When Sanders reached out to his former classmates about the incident, he mentioned how every guy he spoke to had trouble recalling the abduction- even my dad too had forgotten about it. But every girl Sanders spoke with knew exactly what he was talking about. They never forgot, as that could have very easily been any one of them.

In fact, women can’t forget. It quite literally can cost us our lives. Every precaution we’re forced to take is still a double edged-sword, as somewhere in this world, there will always be someone who isn’t lucky enough.

No matter how careful we are with our drinks, no matter how many self-defense classes we take, no matter how much life we’re forced to cut back on, there are still always close calls and even if it wasn’t me that time, it was someone else.

From young ages, women are taught to be careful. Inherently, this isn’t a bad thing, but when I’m supposed to choose between my safety and living my life to the fullest like men can, it becomes suffocating.

Always fearful. Always looking over my shoulder. Always second guessing every interaction with men because you never know when something can turn deadly- you’d be surprised how fast things can escalate when you’re a female.

But at what point does teaching women how to protect themselves turn into creating a scapegoat? Why should women solely be taught to change themselves, shrink themselves for their own safety? Why must we choose?

The answer isn’t simple: victim-blaming to shaming women for their sexuality to not holding men and boys accountable all play a role. These factors combine to create a systemic form of oppression every woman will face at some point in her life, no matter how careful she is. Rape culture.

I once saw a post that always comes to mind when discussing rape culture. The post read, “For men, being drunk excuses anything they do. For women, being drunk excuses anything done to us.” Rape

culture is as simple as this double standard, and is quite clear to see once one stops letting society fool them into thinking their knee-jerk reaction to place blame is right.

Understanding rape culture, and thus understanding power dynamics, is truly simple if you just listen to women. Listen to our stories, our struggles, our hopes. It’s exhausting to act as a search engine all the time, however, so we can’t do this alone- stand with us as we struggle through daily occurrences.

Educate yourself on terminology and what women really go through, even when it seems like ‘just another headline’ to you, for we see ourselves in these headlines. And please, do not try to explain how women should react to something you’ve never experienced. Don’t police our feelings- society already does this enough and wonders why women are so angry.

Before someone inevitably responds to this with “but what about male rape victims?”, let me make this clear: that’s for another article at another time. Derailing an argument won’t support yours- it just proves to women that you aren’t listening to what we have to say.

If society, particularly men, doesn’t start wholly listening to women, there will be more headlines, and with every headline will be another girl, fearful of the future of harassment that lies before her, as I am one of those girls now. This needs to end.

We, as a society, cannot seriously believe that teaching women precautionary measures will lower sexual assault rates (1 in 6 American women has experienced an attempted or completed rape in her lifetime- let that sink in).

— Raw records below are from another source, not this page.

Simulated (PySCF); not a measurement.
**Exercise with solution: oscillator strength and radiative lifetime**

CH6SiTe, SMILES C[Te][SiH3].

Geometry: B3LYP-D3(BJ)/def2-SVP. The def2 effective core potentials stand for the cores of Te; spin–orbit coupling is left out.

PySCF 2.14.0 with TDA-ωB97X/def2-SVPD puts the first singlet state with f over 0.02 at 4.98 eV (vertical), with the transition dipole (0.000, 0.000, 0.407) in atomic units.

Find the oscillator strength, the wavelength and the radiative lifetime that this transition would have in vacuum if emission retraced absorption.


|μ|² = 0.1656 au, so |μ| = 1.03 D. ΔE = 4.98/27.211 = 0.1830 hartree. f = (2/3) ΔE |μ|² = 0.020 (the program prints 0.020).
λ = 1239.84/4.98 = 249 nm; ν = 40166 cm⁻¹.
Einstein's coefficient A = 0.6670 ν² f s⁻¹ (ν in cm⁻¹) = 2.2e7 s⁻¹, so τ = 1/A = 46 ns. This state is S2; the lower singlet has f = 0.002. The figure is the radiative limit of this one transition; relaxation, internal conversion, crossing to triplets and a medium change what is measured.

We must educate our boys on consent- instead of teaching girls not to get raped, teach boys not to rape. This sounds overly simple, but then again, many are unclear on what actually constitutes as rape, which leads to another problem- sex education in schools.

Listen to women who speak on their experiences with harassment, and take measures to eradicate such behavior.

We need to protect our women, supporting them in court instead of ingraining into our girls that the boy who yanks her hair just has a crush on her. We need to stop normalizing behavior like this, for chasing a girl on the playground will only lead to chasing a girl into bed.

It pains me that these words have already been written in so many ways, yet still no one listens. My own experiences, combined with those of the women who I am close to and those who are merely strangers, are forever ingrained into my mind.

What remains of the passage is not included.